Oh, i dunno about commenting after drinking being a mistake! This time it turned out nicely anyway 🙂
“I dream of an afterlife, not to see God or Jesus, but to see people, people living now and people from history.” Yes! Sometimes I think people completely miss the point about Jesus. As I understand it, Jesus’ life work was not about garnering worshipers for himself, but about teaching and living a Way that brings people together rather than the usual destructive ways in which we relate to one another. So, “following Jesus” is not about singing praise songs to a deity but it’s about living the way Jesus lived and taught us to live. And that is hugely about loving and reaching out to other people. And, i might respectfully add, the person of Jesus would probably surprise all of us in different ways. He might not be such a bad guy to spend time with, though for insincere and self-righteous types, conversations with him do seem to get awkward, at least in the gospel stories in the Bible.
Flannery O’Connor is one of my favorites too. I even considered naming my daughter after her.
Always enjoy your blog too, Nnox. Keep working on that post!
“How can a God of love accept that even a single one of the creatures whom he has made should remain for ever in hell? There is a mystery here which, from our standpoint in this present life, we cannot hope to fathom. The best we can do is to hold in balance two truths, contrasting but not contradictory. First, God has given free will to man, and so to all eternity it lies in man’s power to reject God. Secondly, love signifies compassion, involvement; and so, if there are any who remain eternally in hell, in some sense God is also there with them. It is written in the Psalms, ‘If I go down to hell, thou art there also’ (139:7); and St Isaac the Syrian says, ‘It is wrong to imagine that sinners in hell are cut off from the love of God.’ Divine love is everywhere and rejects no one. But we on our side are free to reject divine love: we cannot, however, do so without inflicting pain upon ourselves, and the more final our rejection the more bitter our suffering.”

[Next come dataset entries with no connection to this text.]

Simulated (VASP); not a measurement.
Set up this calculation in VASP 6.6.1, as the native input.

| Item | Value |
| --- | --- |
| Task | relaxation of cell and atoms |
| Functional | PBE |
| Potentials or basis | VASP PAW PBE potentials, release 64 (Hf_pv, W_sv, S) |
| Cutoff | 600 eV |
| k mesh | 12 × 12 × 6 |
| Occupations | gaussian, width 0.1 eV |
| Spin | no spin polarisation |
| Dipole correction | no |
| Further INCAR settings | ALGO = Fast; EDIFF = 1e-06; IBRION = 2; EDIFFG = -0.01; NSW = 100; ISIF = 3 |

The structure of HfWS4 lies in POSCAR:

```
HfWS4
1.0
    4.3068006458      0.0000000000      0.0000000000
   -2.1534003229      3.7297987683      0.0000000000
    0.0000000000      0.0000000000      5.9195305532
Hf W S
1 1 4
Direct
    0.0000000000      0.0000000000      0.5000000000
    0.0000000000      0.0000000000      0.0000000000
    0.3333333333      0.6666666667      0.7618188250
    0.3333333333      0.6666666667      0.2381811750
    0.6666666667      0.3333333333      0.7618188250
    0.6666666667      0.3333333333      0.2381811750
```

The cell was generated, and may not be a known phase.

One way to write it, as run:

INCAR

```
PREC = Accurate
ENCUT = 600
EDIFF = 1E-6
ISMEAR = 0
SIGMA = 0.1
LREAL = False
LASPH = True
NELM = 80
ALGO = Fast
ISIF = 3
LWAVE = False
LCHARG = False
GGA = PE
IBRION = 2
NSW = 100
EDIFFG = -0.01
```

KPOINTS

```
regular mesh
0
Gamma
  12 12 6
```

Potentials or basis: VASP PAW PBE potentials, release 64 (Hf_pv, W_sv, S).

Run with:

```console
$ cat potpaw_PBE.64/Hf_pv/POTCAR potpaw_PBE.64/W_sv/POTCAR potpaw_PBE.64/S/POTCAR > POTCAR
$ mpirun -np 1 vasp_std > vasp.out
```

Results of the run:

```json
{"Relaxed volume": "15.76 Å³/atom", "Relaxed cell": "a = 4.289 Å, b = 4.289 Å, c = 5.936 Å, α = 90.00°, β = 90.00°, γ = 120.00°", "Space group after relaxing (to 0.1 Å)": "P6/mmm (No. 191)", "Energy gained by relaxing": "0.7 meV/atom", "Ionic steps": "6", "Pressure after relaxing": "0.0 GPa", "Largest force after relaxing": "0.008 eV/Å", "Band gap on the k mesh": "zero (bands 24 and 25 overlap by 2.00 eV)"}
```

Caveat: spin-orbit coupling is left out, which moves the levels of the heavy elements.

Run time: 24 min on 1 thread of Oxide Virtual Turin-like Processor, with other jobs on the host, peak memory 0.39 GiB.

-Bishop Kallistos Ware in The Orthodox Way
Also, in the story of the sheep and the goats in Matthew 25, Christ himself doesn’t say anything about believing in God, but only about how one treats others who are in the image of God. This man has a much better chance at being united with God than I do. http://www.youtube.com/watch?v=ZiC_9RHTvsA
Fr Gregory Hallam makes some excellent points in this podcast http://ancientfaith.com/podcasts/voicefromisles/the_last_judgement_and_the_love_of_god
hi Keith – thanks for your comments. I want to check out the links and give this some thought and hope to write a reply in the near future! I really appreciate your contributions here.
Interesting quote from the Eastern Orthodox tradition, Keith. Especially this idea – “if there are any who remain eternally in hell, in some sense God is also there with them.” That is contrary to what I was taught is the essence of hell – that it is the complete absence of God. I have been reading The Orthodox Way, and another idea I came across that greatly differed from my childhood teaching is that humans should not expect that even Satan cannot be redeemed.
The Youtube video is beautiful – and challenging. I was struck by this profound statement from Krishnan – “[People] don’t have food to eat. If you don’t give them food to eat, they will die out of human hunger.” The way he says it is so childlike and wonderful – as if, he is informing the world of something which we apparently do not know – apparently, because most of us live as if we are unaware.
I noticed now Krishnan said that, too, especially the unusual phrase “human hunger”. It’s hard to imagine being satisfied with any kind of afterlife if people like him are excluded.
Ha. I didn’t find Krishnan’s us of “human hunger” odd at all. I thought he was making a profound statement about the act of giving of one’s self. If we don’t enter our humanity into our giving people will die of starvation of humanity. Humanity in the most positive and correct way.
If there is no heaven or hell why in the world would Jesus talk about it so much and what would be the point of God sending his son to earth to be killed and why would it matter if he rose from the dead?
None of us are a Just and Righteous God and therefore cannot fully understand judgement. I don’t see the point in questioning so much of the Bible.
Hello Frank! Thanks for your interest in the conversation, and for taking time to comment here.
I’m not sure who or what you are responding to when you start with “if there is no heaven or hell. . . ” As far as I can tell by reviewing my post, the post I linked to, and the comments above, I don’t see anyone actually trying to make that specific point. But certainly there is a lot of questioning conventional Western Christian ideas about the details surrounding heaven and hell.
True, none of us are gods of any sort, just, righteous or otherwise, and perhaps you are right that we cannot fully understand judgment. I’m hoping that we also cannot fully understand love and mercy, and that if God really is love, we have a way happier ending to look forward to than much of the church has imagined.